In Sachin Tendulkar’s autobiography, written by Boria Majumdar, the cricketer mentions going to see Bombay Dreams which he says he enjoyed. That is not my recollection, though. Even before the interval, Sachin, who was sitting in front of me, and other members of the Indian cricket team trooped out. “They are offended by the depiction of a Bombay slum,” was the word, though they may have left due to some other reasons.
Yet, if they were offended by Bombay Dreams which tells the tale of how “Anything is possible on the silver screen”, I wonder what they will make of Behind the Beautiful Forevers. At any rate, Bombay Dreams introduced A R Rahman to the western world, and he went on to take two of the eight Oscars which Slumdog Millionaire, again, set in a Mumbai slum won in 2009.
The film did less well in India, where it was condemned (wrongly in my opinion) as “poverty porn” by quite a few people in Bollywood, than in most other parts of the world.
Slum
One coincidence is that Tessa Ross, head of films at Channel 4 who turned Vikas Swarup’s novel Q&A into the film Slumdog Millionaire, is joining the National Theatre as its chief executive early next year.
Which brings me to the third project set in a Mumbai slum. I went to a matinee performance of the play, which was packed with an almost exclusively white, elderly, middle class audience. I took along with me a journalist friend from Mumbai, Rahul Singh, paying his first visit to London since the death of his father, Khushwant Singh.
On the way in, we met Meera Syal, who looked remarkably composed despite the rigours of press night a few hours previously. Rahul was very honest as we came out after seeing the play, “Very good stage design and very good acting but somehow it didn't work for me.”
By coincidence, Rahul and I had been part of a group that had seen Slumdog Millionaire at the Regal Cinema behind the Mumbai Taj. He had loved the film, while another person had attacked it bitterly. As we left the National, an Englishwoman asked for the way to the Olivier. She had come to see the play. Rahul volunteered he had just seen it.
“Did you like it?” “Ok,” replied Rahul, adding accusingly, “Amit liked it a lot more.”
Unsettling
Two days later, I went back to the National and bought both David Hare’s script and Katherine Boo’s highly regarded book, sub-titled ‘Life, Death and Hope in a Mumbai Slum’. Rahul, who has lived all his life in Mumbai, thought the book was “better”.
The experience of sitting through Behind the Beautiful Forevers was so unsettling that it drove me to take an extreme antidote watch something unchallenging, Bollywood and truly awful. Chennai Express fitted the bill and lifted the spirits.
It is quite obvious that westerners do not see India as we see ourselves. Certainly, we have a great ability to ignore the poverty around us. Could it be that we look but do not see and are resentful when foreigners are fascinated by our slums?
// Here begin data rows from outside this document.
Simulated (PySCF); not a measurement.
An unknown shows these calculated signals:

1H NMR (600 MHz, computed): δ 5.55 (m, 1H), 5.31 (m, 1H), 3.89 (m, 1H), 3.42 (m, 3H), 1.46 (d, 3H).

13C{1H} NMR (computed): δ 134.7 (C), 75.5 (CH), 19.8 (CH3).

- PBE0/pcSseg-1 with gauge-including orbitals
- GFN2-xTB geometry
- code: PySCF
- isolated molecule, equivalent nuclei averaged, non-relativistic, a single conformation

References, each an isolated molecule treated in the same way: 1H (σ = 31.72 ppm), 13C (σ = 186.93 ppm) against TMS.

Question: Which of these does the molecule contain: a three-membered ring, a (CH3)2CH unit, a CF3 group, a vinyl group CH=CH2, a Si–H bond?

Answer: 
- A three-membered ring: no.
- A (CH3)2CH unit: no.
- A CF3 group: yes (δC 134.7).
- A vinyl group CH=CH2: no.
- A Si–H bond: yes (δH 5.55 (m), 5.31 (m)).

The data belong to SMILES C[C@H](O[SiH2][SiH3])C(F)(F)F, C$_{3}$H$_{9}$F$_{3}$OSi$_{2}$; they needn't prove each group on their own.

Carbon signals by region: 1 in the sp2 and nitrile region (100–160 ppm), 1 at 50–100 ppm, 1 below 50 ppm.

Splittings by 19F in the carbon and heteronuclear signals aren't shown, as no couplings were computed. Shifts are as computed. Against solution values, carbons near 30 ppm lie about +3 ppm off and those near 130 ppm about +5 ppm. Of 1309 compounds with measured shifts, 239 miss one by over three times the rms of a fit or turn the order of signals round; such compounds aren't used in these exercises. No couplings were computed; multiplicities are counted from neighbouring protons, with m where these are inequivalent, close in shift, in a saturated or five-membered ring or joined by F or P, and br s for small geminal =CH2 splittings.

Professor Sunil Khilnani, director of the India Institute at King’s College London tried to put Indian poverty into some sort of context in a longish article in The Guardian. He was supportive of the play. A day or so later, The Guardian had to point out that he was married to Katherine Boo — an omission which earned him an honourable mention in the satirical magazine, Private Eye. Fame indeed.
Can I recommend the play to anyone coming in from Mumbai? I came across a pertinent reader’s letter from a Sue Stapely, “Having flown back to the UK from Mumbai airport just two days ago the play, which we saw last night resonated strongly.
We observed the shanty town all along the road to the airport and wondered how its occupants survived, having ourselves enjoyed 10 wonderful days in Rajasthan visiting palaces, forts and grand hotels. While the staging of this piece was certainly dramatically powerful and the cast exemplary, I longed for more political comment from Hare and more coherence to the story telling.
Not having read Ms Boo’s book, I can only assume she covered a series of vignettes and anecdotes and had hoped that Hare might draw them all together more persuasively. Nonetheless, it was a strangely moving evening with a wonderful, predominantly Indian cast.”
Another reader, Caroline Byrne, expressed anger at the rave reviews from a majority of British theatre critics: “This turgid melodrama goes on and on for three hours. If you’ve seen Slumdog Millionaire or read White Tiger then you will have a deeper insight into the great hardship many Indians are exposed to than the trite interpretations from Boo’s book.
I am shocked by the four-star reviews the media have given and sense that reviewers are brown-nosing the new incoming director of the NT. Kudos to the actors for keeping their energy levels up despite this woeful script and hammy directing.”
Watch
However, just as an intellectual exercise, people from Mumbai should come and see the play if they possibly can and try to understand the perspective of British critics.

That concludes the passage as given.